In such cases, where there is no clear right or wrong answer, people tend to rely on their instincts, biases and gut feelings about how the world works...
Finally, Pool looks at Control and reliability (in a section titled Managing the Faustian Bargain). The chapter on control investigates the legal system that has grown up around the power industry, by telling the story of how a former church secretary named Juanita Ellis fought the giant Texas Utilities to a standstill—for nearly a decade—over the building of the Comanche Peak nuclear power plant. In looking at reliability, Pool examines once-reliable entities such as NASA, and what happens when that reputation is allowed to substitute for acting in reliable ways. The description of a exemplary "highly-reliable organization" (a Nimitz-class carrier, written by a naval carrier officer) is notable:
So you want to understand an aircraft carrier? Well, just imagine that it's a busy day, and you shrink San Francisco Airport to only one short runway and one ramp and gate. Make planes take off and land at the same time, at half the present time interval, rock the runway from side to side, and require that everyone who leaves in the morning returns that same day. Then turn the radar off to avoid detection, impose strict controls on radio, fuel the aircraft in place with their engines running, put an enemy in the air, and scatter live bombs and rockets around. Now wet the whole thing down with salt water and oil, and man it with 20-year-olds, half of whom have never seen an airplane close up. Oh, and by the way, try not to kill anyone.

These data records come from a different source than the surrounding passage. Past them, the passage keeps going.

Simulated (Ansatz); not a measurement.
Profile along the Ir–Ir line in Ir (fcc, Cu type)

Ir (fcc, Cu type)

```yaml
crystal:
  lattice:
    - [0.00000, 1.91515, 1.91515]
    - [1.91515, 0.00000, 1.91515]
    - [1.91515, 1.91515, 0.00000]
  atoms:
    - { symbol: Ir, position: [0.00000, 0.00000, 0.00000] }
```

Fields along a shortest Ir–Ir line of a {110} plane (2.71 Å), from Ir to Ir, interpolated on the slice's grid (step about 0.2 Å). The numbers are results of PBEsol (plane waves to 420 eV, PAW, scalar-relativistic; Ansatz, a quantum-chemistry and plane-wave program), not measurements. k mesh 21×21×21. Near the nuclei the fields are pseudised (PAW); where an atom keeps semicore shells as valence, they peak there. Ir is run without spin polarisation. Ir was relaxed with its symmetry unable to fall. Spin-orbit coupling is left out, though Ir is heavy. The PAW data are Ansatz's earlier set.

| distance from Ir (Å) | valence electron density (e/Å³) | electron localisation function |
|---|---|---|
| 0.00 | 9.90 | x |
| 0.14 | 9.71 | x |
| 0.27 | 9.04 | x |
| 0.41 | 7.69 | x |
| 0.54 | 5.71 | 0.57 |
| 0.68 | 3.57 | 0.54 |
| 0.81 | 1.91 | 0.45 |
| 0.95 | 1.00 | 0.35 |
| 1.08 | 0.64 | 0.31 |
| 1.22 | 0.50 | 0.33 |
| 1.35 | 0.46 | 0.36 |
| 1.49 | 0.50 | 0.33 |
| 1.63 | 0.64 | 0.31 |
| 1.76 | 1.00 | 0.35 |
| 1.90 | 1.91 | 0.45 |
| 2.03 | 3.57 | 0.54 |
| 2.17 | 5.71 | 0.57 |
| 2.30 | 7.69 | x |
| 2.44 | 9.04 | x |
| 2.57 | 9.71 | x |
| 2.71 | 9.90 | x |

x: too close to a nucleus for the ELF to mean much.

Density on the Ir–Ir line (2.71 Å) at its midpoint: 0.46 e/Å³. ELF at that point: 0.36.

In this increasingly technological age, the complexity of technology has grown to the point where no one person can know everything about even a very restricted discipline, at the same time that more and more of societal attention is focused on how these complex systems interact. Pool's book is a good first step on the road to the re-engineering of engineering itself, and an excellent argument that such a sweeping change is essential.